We can see that the cosine similarity matrix has 4037 rows and 4037 columns, and the elements represent the cosine similarity between each pair of movies. The diagonal elements of this matrix will be 1 since similarity score between the same move is always 1.

## IV. Phase-4: Getting recommendations

Let us build the required functions to make movie recommendations, given that the user has liked a movie.

### IV.I Functions
* **Get_Recommendations(Movie_ID,cos_sim_df)** This function will accept *Movie_ID*, and *cos_sim_df* as inputs. The *Movie_ID* is a number unique to a movie, and *cos_sim_df* is a pandas data frame containing the cosine similarity scores between all pairs of movies. This function will get top 6 Movies (based on the cosine similarity score between the input Movie_ID and other movies. Higher cosine similarity measure, better the match). The result is returned in the form of a dictionary.
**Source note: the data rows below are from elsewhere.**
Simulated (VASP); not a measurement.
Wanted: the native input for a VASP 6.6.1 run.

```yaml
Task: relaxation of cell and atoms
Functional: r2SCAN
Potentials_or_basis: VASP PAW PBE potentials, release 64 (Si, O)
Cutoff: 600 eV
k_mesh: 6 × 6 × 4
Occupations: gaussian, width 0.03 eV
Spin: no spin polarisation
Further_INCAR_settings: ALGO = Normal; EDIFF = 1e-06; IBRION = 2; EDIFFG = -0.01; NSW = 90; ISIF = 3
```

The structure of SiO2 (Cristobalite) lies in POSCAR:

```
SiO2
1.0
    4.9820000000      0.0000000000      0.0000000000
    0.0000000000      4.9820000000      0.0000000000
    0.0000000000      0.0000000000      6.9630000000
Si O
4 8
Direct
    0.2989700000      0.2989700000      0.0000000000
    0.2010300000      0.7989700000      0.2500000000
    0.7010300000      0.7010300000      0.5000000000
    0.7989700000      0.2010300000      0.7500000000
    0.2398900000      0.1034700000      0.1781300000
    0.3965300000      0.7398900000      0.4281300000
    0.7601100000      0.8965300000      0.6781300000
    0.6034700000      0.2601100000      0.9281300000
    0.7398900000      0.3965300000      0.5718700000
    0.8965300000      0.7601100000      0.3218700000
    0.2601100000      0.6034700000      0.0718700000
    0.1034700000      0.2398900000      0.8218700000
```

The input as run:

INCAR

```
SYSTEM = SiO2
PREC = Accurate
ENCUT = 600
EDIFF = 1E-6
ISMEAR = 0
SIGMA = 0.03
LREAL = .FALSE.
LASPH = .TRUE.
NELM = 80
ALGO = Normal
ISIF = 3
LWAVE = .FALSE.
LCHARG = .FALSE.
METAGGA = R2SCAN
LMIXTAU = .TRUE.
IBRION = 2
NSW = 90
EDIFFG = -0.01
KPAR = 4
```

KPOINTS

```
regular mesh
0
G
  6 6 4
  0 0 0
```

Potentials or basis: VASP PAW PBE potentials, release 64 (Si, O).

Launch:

* **Get_Available_Images()** This function will not accept any input. It returns the list of all movie IDs, for which we have an available image.


* **Display_Recommendations(Recommended_Movies_Dict,Movie_Map,Source_Movie_ID)** This function will accept 3 inputs. The *Recommended_Movies_Dict* is the dictionary of recommended movies (output of *Get_Recommendations(Movie_ID,cos_sim_df)* function). The *Movie_Map* is a data frame with the columns: *"Movie" (Movie name),"Movie_ID" (Unique ID),"URL" (Movie URL)*. This data frame is obtained by joining the *Movie_Details.csv* and *processed_data.csv* files data (using movie ID). This joining is needed, since it will help to map the movies which are successfully downloaded (4037 movies) and all the available movie names (4045 movies). The *Source_Movie_ID* is the movie ID, which is assumed to be liked by the user. The function does NOT return any value. It just renders the recommended movies along with the cosine similarity scores. The user can click on the movie to read visit the wikipedia site or hover on the image to get the text, which was used for building cosine similarity matrix.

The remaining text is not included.